Skip to contents

Performs exhaustive or groupwise (backward elimination) variable selection for binary outcome prediction models. Models are evaluated using cross-validated Net Benefit, optionally adjusted for predictor costs.

Usage

nb_varsel(
  data,
  outcome_var,
  costs = NULL,
  thresholds = seq(0.05, 0.3, by = 0.01),
  include_interactions = FALSE,
  mode = c("exhaustive", "groupwise"),
  group_size = 2,
  cv_folds = 5,
  seed = 123,
  verbose = TRUE,
  allow_parallel = TRUE,
  permutation = FALSE,
  splines = TRUE,
  n_knots = 3
)

Arguments

data

A data frame containing predictors and the outcome variable.

outcome_var

Character string naming the binary outcome column (coded 0/1 or as a two-level factor).

costs

Predictor costs. Can be:

  • NULL (default): no costs.

  • A named numeric vector: per-predictor costs (e.g., c(X1 = 0.1, X2 = 0.05)).

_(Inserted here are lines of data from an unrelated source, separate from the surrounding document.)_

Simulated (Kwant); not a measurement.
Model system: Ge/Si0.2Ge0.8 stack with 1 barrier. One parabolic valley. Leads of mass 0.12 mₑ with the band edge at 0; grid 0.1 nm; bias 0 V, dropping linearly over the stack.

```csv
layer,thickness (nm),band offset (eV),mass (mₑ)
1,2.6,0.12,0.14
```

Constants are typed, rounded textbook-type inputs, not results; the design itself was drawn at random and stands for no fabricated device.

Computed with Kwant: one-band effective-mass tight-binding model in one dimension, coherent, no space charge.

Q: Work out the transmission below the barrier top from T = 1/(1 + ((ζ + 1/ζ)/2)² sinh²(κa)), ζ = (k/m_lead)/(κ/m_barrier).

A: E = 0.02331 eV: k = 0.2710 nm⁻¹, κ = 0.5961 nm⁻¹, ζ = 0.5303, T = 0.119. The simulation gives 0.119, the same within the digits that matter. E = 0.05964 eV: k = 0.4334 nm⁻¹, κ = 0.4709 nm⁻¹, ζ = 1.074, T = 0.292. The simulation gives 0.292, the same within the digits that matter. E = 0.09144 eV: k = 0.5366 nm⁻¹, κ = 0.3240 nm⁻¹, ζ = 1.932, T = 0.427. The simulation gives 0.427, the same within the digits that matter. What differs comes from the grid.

  • An unnamed scalar: same cost applied to every predictor.

  • A list of groups, each with elements vars (character vector) and cost (numeric). The group cost is added once if any of its variables are included.

thresholds

Numeric vector of decision thresholds at which to compute Net Benefit. Defaults to seq(0.05, 0.3, by = 0.01).

include_interactions

Logical. If TRUE, models with interaction terms ((X1 + X2 + ...)^2) are also evaluated (exhaustive mode only). Defaults to FALSE.

mode

Either "exhaustive" (evaluate all predictor combinations) or "groupwise" (backward elimination removing group_size variables at a time). Defaults to "exhaustive".

group_size

Integer. Number of variables to consider removing in each step of groupwise mode. Defaults to 2.

cv_folds

Integer. Number of cross-validation folds. Defaults to 5.

seed

Integer. Random seed for reproducibility. Defaults to 123.

verbose

Logical. Print progress messages. Defaults to TRUE.

allow_parallel

Logical. Use parallel computing via foreach::foreach() and doParallel::registerDoParallel(). Defaults to TRUE.

permutation

Logical. Compute permutation importance scores for each predictor. Defaults to FALSE.

splines

Logical. Apply restricted cubic splines (via rms::rcs()) to continuous predictors. Defaults to TRUE.

n_knots

Integer. Number of knots for restricted cubic splines. Defaults to 3.

Value

A list with two elements:

best_model_stats

A one-row data frame describing the top-performing model.

all_models

A data frame with one row per evaluated model, containing columns Model, n_Preds, AUC, Brier, Total_Cost, Avg_Adj_Net_Benefit, Avg_Net_Benefit, and (if permutation = TRUE) VIF_* columns for each predictor.

Examples

if (FALSE) { # \dontrun{
set.seed(42)
n <- 500
df <- data.frame(
  X1 = rnorm(n), X2 = rbinom(n, 1, 0.7),
  X3 = rnorm(n), X4 = rbinom(n, 1, 0.5)
)
df$Y <- rbinom(n, 1, plogis(2 * df$X1 + 1.5 * df$X2))

harms <- c(X1 = 0.1, X2 = 0.05, X3 = 0.1, X4 = 0.0001)

result <- nb_varsel(
  data = df, outcome_var = "Y", costs = harms,
  mode = "exhaustive", splines = FALSE,
  allow_parallel = FALSE
)
result$best_model_stats
} # }